Discuss system design and integration of vision based urban robot in the nav2 framework

[SteveMacenski]

In our environmental modeling ticket #1278 I discuss enabling plugin-based models for costmaps as well as height maps. This will help bring a 2D navigation system into the unstructured 3D space. This could also be done using a set of costmap plugins that look at input pointclouds for traversibility and making intraversible as lethal, but always better to have it natively supported in order to make the most use of your vision and robot drive systems.

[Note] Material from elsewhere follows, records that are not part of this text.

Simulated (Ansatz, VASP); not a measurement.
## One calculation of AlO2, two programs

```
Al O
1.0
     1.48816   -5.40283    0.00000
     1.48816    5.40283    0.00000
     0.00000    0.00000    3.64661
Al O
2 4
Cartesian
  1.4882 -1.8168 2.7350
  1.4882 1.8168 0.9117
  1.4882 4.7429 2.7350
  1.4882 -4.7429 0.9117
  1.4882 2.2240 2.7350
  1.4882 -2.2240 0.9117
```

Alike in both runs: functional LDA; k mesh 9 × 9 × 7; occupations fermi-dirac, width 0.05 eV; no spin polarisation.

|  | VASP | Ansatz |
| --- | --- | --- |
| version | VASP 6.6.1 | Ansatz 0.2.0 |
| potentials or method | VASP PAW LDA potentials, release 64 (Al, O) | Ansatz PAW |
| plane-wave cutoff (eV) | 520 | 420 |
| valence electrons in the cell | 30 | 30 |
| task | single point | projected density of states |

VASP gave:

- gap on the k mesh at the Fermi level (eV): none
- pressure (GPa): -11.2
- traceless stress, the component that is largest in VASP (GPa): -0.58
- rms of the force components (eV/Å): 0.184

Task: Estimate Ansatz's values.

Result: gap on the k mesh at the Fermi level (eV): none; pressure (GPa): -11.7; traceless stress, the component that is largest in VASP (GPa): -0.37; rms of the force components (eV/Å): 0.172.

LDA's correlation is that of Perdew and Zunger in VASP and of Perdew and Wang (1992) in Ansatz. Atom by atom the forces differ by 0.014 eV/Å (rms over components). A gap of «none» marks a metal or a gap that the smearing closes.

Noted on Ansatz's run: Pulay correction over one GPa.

However, another area has been emerging, the use of urban delivery robots that largely make use of vision systems rather than actually modeling the environment around them. Typically they use something like semantic segmentation for traversible space where your local trajectory planner lets you go and the usual AI detector models to detect / track people. This doesn't involve any direct grid-based modeling or even changing the pixel values into 3D space to trajectory plan in.

We want to be able to support all major uses of robots, so this is another area we should consider moving forward as well. Either as another environment model plugin, or with urban-specific planner/controller servers and algorithms working on them.

If no gridmaps for planning, then can't be using a search / sampling based free-space planner, must be using a sparse navigation graph of intersections / via-points. Does this generalize to all non-urban outdoor use as well? Probably uses semantic maps (via points, gps points, intersection metadata) to do planning / routing -- not costmap or freespace planning. Control probably still uses the local window height / cost map. make a route server separate from the planner server using the semantic info for planning?

Other questions to ask:

• Do they use GPS to the larger route planning / global path planning? We have GPS support with rolling global costmaps already.
• Some place visual SLAM comes into play? Also support coming here in Nav2 very shortly.
• Any other vision systems an urban robot like yours might need and needs to be integrated into the navigation system?
• Any open-source pre-trained semantic segmentation models for urban outdoor robots for users to start with?
• How are the pixel-wise semantic segmentation models used in a local trajectory planner (and the style of planners used). DRL makes sense here, though flaky performance at best unless trained over a ton of data. Is it possible to use other planners on this? Or perhaps you transform plans from 3D space into the camera coordinate space given the marked traversibility space (e.g. for a DWA-like planner, come up with the motion primitives for the robot to traverse, and use the camera extrinsics to project those lines to the camera image frame and score based on the pixel-wise mapping + other metadata)
• For planar environments like indoors, I think the occupancy grid info is fine for 3D and VSLAM to enable path planning. But I think we need to come up with a game plan or understand how we can do this outdoor as well where we dont have that planar assumption, or if the entire method that we do planning in Nav2 isn't in line with how outdoor/urban robots do planning (e.g. no grid-based planning, GPS/VSLAM/3D localization and using pre-defined semantic maps to navigate along in all cases). Maybe that semantics work is more important than I thought to make a seperate indoor and outdoor planner server and algorithms based on the costmap or semantic info?

[SteveMacenski]

My rough notes on navigation styles (from my opinion only, need to do more research to validate these opinions)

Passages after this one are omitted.